WWII: What is Doncaster’s Story?

GQ: What is Doncaster’s story?

Expedition lead: L. Chapman
Curriculum: STEAM, HUMS and Arts
Phase/Year group: Primary, Year 5/6
Delivery date: Winter 2020

We will be studying World War II and how the impact of individuals – such as Tom Moore – influenced the world we live in today. We intend to link this to our local area by ensuring that we include two questions with our cases studies that link directly to Doncaster.  The children will have opportunities to find out how World War II affected their home town and we hope this makes the learning more purposeful for them. 

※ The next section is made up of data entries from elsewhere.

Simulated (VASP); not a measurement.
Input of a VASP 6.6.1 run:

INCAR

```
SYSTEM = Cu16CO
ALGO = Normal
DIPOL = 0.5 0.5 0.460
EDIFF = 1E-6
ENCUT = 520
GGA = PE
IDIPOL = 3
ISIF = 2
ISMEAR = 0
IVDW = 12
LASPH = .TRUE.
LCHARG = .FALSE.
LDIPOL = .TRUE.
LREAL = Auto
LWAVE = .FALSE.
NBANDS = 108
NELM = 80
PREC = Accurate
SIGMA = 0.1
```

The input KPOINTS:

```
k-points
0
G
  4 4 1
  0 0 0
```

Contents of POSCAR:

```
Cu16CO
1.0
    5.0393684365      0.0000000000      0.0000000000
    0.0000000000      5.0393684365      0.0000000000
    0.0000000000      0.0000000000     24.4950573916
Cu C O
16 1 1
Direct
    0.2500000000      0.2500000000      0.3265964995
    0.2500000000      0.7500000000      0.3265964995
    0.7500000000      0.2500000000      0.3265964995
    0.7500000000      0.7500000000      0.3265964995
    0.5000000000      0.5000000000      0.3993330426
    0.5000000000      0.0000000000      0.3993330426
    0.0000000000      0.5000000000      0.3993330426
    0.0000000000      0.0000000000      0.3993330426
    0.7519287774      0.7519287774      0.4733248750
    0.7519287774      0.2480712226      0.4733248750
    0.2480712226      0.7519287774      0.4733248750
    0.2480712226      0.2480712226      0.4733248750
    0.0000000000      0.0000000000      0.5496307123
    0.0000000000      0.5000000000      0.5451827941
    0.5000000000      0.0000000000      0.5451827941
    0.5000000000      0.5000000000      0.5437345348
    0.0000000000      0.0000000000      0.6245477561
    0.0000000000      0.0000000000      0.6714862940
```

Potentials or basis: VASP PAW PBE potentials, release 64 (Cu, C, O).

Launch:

‘Hook Week’ will be used to inspire the children by providing  opportunities for them to create a range of immersive crafts. These will be used to convert our learning environments into inspiring, themed enrichment areas.  During this week, we will also be setting research activities for the children to complete. The products of which will be used to supplement display boards and information stations.  

Our learning will focus on the causes leading up to and the outbreak of World War II; Women at War and the Blitz; and finally VE Day.  Our Case studies focus around history, science and music.

Our aim is to create a ‘book of sorts’ out of a range of postcards.  These will be bound together authentically with twine and will be available to send out to the local library.  Their content will be  focussed on WWII experiences in Doncaster.

Learning Targets


  • Describe and begin to understand religious and other responses to ultimate and ethical questions
  • Reflect on ideas of right and wrong and their own and others’ responses to them


  • Use maps, atlases, globes and digital/computer mapping to locate countries 
  • Use the eight points of a compass, four and six-figure grid references, symbols and key (including the use of Ordnance Survey maps) to build their knowledge of the United Kingdom and the wider world


  • Investigate and combine visual and tactile qualities of materials and processes and to match these qualities to the purpose of the work
  • Apply their experience of materials and processes, including drawing, developing their control of tools and techniques
  • Materials and processes used in art, craft and design and how these can be matched to ideas and intentions


  • Compare and group together everyday materials based on evidence from comparative and fair tests, including their hardness, solubility, conductivity (electrical and thermal), and response to magnets. (NC)
  • Give reasons, based on evidence from comparative and fair tests, for the particular uses of everyday materials, including metals, wood and plastic. (NC) 
  • Identify the effect of drag forces, such as air resistance, water resistance and friction that act between moving surfaces. (NC)
  • Plan enquiries, including recognising and controlling variables where necessary. (NC)
  • Take measurements, using a range of scientific equipment, with increasing accuracy and precision. (NC) 
  • Record data and results of increasing complexity using scientific diagrams and labels, classification keys, tables, bar and line graphs, and models. (NC) 
  • Report findings from enquiries, including oral and written explanations of results, explanations involving causal relationships, and conclusions. (NC) 
  • Use test results to make predictions to set up further comparative and fair tests. (NC)


  • Seek out and analyse a wide range of evidence in order to justify claims about the past.
  • Show an awareness of the concept of propaganda and how historians must understand the social context of evidence studied.
  • Understand that no single source of evidence gives the full answer to questions about the past.
  • Use appropriate historical vocabulary to communicate
  • Use sources of evidence to deduce information about the past.
  • Describe the characteristic features of the past, including ideas, beliefs, attitudes and experiences of men, women and children.(NC)
  • Select suitable sources of evidence, giving reasons for choices.
  • Use sources of information to form testable hypotheses about the past.


  • Sse search technologies effectively, appreciate how results are selected and ranked, and be discerning in evaluating digital content  (NC)
  • Select, use and combine a variety of software (including internet services) on a range of digital devices to design and create a range of programs, systems and content that accomplish given goals, including collecting, analysing, evaluating and presenting data and information (NC)
  • Use technology safely, respectfully and responsibly; recognise acceptable/unacceptable behaviour; identify a range of ways to report concerns about content and contact. (NC)


  • Sing or play from memory with confidence. (NC)
  • Perform solos or as part of an ensemble. (NC)


  • Generate, develop, model and communicate their ideas through discussion, annotated sketches, cross-sectional and exploded diagrams, prototypes, pattern pieces and computer-aided design (NC)
  • Select from and use a wider range of materials and components, including construction materials, textiles and ingredients, according to their functional properties and aesthetic qualities (NC)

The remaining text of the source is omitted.